In a case that roped in James Orengo, who would finally become Siaya County governor more than 40 years later, and Isaac Salat whose son Nick Salat would later become Secretary General of KANU, the dreaded Patrick Shaw headed a unit that would, decades later, morph into a squad known as the Special Service Unit, SSU.
On the day after the discovery of Arudhi’s cold body on the hard cement slabs of the Nairobi City Mortuary, there was an uproar in Parliament.
James Orengo, the MP for Ugenya, rose to say this: “I beg to ask the Minister of State, Office of the President, the following question by Private Notice: Is the Minister aware that on the 20th June, 1981, police searched the house of a Mr Nicodemus Odhiambo (Arudhi) in Nairobi in his absence?

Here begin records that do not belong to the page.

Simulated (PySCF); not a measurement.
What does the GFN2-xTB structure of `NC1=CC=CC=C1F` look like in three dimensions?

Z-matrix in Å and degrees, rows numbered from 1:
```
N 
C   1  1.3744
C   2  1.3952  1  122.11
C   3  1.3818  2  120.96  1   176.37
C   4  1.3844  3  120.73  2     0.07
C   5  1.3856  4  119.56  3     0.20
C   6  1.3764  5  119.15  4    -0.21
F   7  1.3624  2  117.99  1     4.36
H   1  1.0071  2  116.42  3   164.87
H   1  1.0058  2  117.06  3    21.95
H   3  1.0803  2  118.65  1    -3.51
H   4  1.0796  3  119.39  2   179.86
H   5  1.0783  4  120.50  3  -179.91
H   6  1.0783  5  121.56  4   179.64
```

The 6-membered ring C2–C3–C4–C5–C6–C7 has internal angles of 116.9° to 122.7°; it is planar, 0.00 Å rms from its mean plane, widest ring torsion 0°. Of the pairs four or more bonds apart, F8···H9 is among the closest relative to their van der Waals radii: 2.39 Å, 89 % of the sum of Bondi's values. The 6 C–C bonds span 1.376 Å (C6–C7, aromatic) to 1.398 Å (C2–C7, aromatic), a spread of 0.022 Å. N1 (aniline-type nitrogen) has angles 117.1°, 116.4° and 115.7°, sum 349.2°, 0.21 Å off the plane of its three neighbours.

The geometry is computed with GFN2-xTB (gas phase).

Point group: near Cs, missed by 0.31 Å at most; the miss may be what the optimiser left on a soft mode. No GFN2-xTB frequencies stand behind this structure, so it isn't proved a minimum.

“Is he further aware that Mr Odhiambo later reported to Shauri Moyo Police Station and the Criminal Investigation Headquarters as asked to do so by the police and that, thereafter, he was not seen again and his body was later found in the City Mortuary? Could he explain the circumstances that led to the death of Mr Odhiambo?”
The answer Orengo got added fuel to the legend of Daniel Nicodemus. It was given by Mr Isaac Salat, the Assistant Minister in the Office of the President.
He said: “Mr Deputy Speaker, I beg to reply. Mr Deputy Speaker, I would like to consider the three parts of the question as one. I am aware of the death, on the night of 21st and 22nd June, 1981, of Mr David Odhiambo son of Nicodemus, alias Daniel Odhiambo son of N. Owiti, alias Daniel Odhiambo son of Nicodemus, alias Daniel Nicodemus.”
This name was a favourite of people close to him. Fans who adored the work of his big boots also liked to mention her name alongside his. It was an expression of their appreciation of her motherly demeanour.
Her meat joint was a favourite of Nicodemus’ football crowd.
The man with all these names is one of the most colourful personages ever to wear the shirt of the Kenya national football team.
He is also the only sportsman whose fate would merit, even in infamy, debate in Parliament. His three jobs were playing for Kenya, helping Salome in her kiosk, and reportedly robbing people.
For the third, he regularly did time in police and remand jails.
Before his death, he had clocked two lengthy prison sentences.
He left behind a legend, which began when he was still alive.
People said that he was such an indispensable member of the national team that arrangements were routinely made to free him from jail for just the time needed to play for Harambee Stars in do-or-die matches – and then return him to serve out his term.
This wasn’t true, as his friend and teammate Allan Thigo explained, but it was coming from somewhere.
He was in and out of remand on bail so often that many people could no longer keep track of his status.
In January 1973, he appeared before a Nairobi court charged with stealing Sh10 at the Bird Cage Club along Government Road, since changed to Moi Avenue. He was released on bail.
When his shadowy job became known, nobody had the courage to talk to him about it. People just whispered.
One day, on his way to Starehe Boys Centre where he was an assistant director, Patrick Shaw, the mountainous crime buster of the 1970s, passed by Kariokor Market.
Thereafter, word swept through the team that he had told Salome: ‘Tell your boy to stop what he is doing or else I will stop him.’
Shaw was a police reservist who operated by his own rules, a system within a system.
He was so famous for issuing such warnings to the many criminals that he later executed in cold blood that this statement is eminently plausible.
It was thus only a matter of time before Nicodemus made his rendezvous with death. On the night of June 22, 1981, his bullet-riddled body was dumped on a slab at the City Mortuary. They buried him in his native village at Alego Ng’ia.
Of his team mates, only his best friend, William Chege Ouma, attended the funeral.
The rest were too scared of Shaw’s dreadful habit: he went to the funerals of his victims to scan the mourners using the common sense logic that funerals are attended only by a deceased person’s closest people.
Nicodemus’ team mates were apprehensive that Shaw might pounce on somebody.
In Parliament, the furore caused by this extra-judicial execution remains without equal for an ordinary sportsman.
His case was taken up by Orengo, then into his second year as a Member of Parliament after a sterling stint as a student leader at the University of Nairobi.